At our Forum, Dr. Alamsjah mentioned several problems surrounding the Indonesian economy at present, highlighting in particular the country’s infrastructure problems — from electricity supplies to road access to ports, which can have profoundly adverse impact on the manufacturing sector’s competitive level globally.
We note that while Indonesia’s manufacturing sector’s contribution to the economy is the largest at around 26 percent, its quarter-on-quarter growth in the second quarter 2010 was only 2 percent, vis-à-vis transport and communication sector of 5 percent. This relatively lower growth performance in the manufacturing sector affects the appetite of the banking sector to provide lending. Based on
2010 Bank Indonesia’s survey, banks propensity to avoid financing manufacturing industries has increased to 32 percent in 2010 from 28 percent in 2009.
The result of the aforementioned BI polls reflects the urgency of the implementation of infrastructure-related projects. It is worth highlighting that around 65 percent of Indonesia’s employment stems from the agriculture and manufacturing sectors. Therefore, better performance in the manufacturing sector would undoubtedly boost domestic consumption resulting in a virtuous circle. Thus, it is safe to assume that lack of proper infrastructure does not only slow the manufacturing sector but is also a drag on domestic consumption (i.e. 65 percent of GDP) and Indonesia’s overall GDP growth.
Another point that also emerged during the Bahana Forum was that infrastructure was also the answer to Indonesia’s effort to contain inflationary pressure amid potential weather anomalies which are threatening the supply of food and processed food commodities. Improved infrastructure projects (e.g. roads, electricity and irrigation) could minimize the impact of food price volatility. Bank Indonesia mentioned that the solution should be in the form of better production system, improved stock management and enhanced distribution.
We believe that better-developed infrastructure could help tame inflation and in the end, maintain consumers’ purchasing power. According to the IMF, Indonesia’s consumer price (CPI) had averaged nearly 12 percent since 1997 and 8.5 percent since the implementation of inflation targeting in 2005. Since 2005, inflation in Malaysia, Thailand and the Philippines all recorded relatively lower figures of around 3 percent-6 percent while Mexico and Brazil inflation only reached 4 percent-5 percent.
In sum, high inflation and greater economic growth hinge on the country’s infrastructure-related projects, which are urgently required not only to raise competitiveness but also Indonesians’ purchasing power.
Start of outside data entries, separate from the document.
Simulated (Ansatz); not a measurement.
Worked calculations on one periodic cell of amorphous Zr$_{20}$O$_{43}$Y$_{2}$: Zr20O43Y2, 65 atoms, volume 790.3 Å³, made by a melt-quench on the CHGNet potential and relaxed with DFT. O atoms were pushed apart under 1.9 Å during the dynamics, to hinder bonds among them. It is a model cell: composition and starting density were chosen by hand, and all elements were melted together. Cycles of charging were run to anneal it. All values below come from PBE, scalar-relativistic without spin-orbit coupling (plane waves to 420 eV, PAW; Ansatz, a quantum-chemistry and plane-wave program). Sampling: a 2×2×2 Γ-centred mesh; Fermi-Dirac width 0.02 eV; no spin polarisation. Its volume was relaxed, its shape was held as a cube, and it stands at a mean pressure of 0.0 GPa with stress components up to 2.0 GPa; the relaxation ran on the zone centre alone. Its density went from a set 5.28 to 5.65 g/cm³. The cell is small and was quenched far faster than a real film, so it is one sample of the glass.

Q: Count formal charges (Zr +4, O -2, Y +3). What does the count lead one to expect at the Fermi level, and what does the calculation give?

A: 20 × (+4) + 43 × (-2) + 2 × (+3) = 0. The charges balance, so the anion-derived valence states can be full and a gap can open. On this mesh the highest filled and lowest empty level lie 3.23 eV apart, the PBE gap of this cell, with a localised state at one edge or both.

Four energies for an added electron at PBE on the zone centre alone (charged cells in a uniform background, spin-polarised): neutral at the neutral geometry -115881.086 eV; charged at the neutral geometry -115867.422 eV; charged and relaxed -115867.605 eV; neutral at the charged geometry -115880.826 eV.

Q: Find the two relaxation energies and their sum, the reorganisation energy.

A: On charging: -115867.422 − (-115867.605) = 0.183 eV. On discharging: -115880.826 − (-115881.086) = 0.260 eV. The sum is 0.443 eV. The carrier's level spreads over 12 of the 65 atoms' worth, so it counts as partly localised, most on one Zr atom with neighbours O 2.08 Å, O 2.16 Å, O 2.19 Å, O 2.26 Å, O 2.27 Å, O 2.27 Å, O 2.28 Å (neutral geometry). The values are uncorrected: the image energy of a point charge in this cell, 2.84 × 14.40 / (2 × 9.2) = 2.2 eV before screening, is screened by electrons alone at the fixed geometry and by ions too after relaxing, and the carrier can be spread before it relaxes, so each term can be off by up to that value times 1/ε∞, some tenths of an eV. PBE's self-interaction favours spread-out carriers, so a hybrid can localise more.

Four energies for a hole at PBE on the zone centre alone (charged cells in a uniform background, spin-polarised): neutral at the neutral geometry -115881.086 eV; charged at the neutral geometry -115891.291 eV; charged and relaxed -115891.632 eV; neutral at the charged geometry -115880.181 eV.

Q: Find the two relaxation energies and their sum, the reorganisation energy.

At this stage of the development, rather than looking at the whole archipelago and wonder where infrastructure development should be focused, the government only needs to concentrate on Jabodetabek (the Greater Jakarta Area), where most of the country’s industrial estates are located.
However, this will be easier said than done given Indonesia’s rapidly increasing car and motorcycle sales in the past few years without new roads being built. This monumental project requires immense and intense coordination between ministries, contractors and banks as lenders. The task is daunting, but progress towards infrastructure development as a panacea is undoubtedly too important to ignore for Indonesia.
The writer is an economist at PT Bahana Securities.